I have always loved Brussels sprouts, even as a kid. Originally called Choux de Bruxelles this vegetable was first gown in the Spanish Netherlands (today’s Belgium) in the 15 hundreds. It became popular as a winter vegetable in the 19th century.
An old wive’s tale claims that Brussels sprouts taste sweeter and less bitter if the plant has been hit by a frost. I suspect this is a way to sell these vegetables to picky eaters and not entirely true. The truth: low temperatures do in fact raise the sugar content in many cabbages because their growth slows down and Brussels sprouts can actually tolerate very low temperatures (not freezing temperatures) for an extended amount of time.

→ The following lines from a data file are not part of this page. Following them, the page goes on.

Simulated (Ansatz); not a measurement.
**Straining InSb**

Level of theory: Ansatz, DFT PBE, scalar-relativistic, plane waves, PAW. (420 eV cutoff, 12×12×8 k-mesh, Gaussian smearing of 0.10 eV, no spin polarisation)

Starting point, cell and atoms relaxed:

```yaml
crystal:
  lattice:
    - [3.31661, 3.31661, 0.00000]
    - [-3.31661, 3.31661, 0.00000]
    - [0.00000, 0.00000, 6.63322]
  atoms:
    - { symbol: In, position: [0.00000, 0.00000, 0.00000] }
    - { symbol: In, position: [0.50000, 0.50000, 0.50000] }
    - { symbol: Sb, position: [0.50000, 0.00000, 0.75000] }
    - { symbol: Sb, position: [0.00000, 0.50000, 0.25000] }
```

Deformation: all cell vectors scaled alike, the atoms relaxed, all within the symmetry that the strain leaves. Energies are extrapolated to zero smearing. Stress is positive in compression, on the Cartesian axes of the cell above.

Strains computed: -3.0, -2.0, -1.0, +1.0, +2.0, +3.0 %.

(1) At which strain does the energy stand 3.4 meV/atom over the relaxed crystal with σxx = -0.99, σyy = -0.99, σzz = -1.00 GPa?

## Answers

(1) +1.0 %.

Growing up in Germany I learned to only buy local, seasonal fruits and vegetables, shopping primarily at the farmer’s market. Farmer’s markets in Germany are year round and quite affordable! It must be ingrained in my system because I actually crave seasonal foods and Brussels sprouts are in season now.
- 1 pound of Brussels sprouts
- 1 shallot
- 2 tablespoons of goose fat, Schmalz or clarified butter
- 1 tablespoon of sugar
- coarse salt and fresh pepper to taste
My mom used to make Rosenkohl (“rose sprouts” as they are called in German since they kind of look like rose buds) with sautéed onions and cream. Delicious! Add a dash of cream or a spoonful of Crème fraîche at the end of this recipe if you want to try it.
Clean the Brussels sprouts by trimming off the dry stem ends and removing any yellowed or bruised outer leaves. If your sprouts are very irregular in size, half the large ones to even things out. Bring a large pot of salted water to a simmer. Blanch the sprouts for 2 minutes, then strain into a colander.
Mince the shallot. Heat a large heavy sauté pan over medium heat, melt the fat and add the Brussels sprouts and shallot. Sprinkle with salt. Pan roast for about 12 minutes, tossing frequently to make sure that nothing burns. Roast until the sprouts are tender but not mushy adding the sugar when the sprouts are just about done (we like ours with a little bite).
Serve as a side to any meat dish, sausage, mashed potatoes or a poached egg.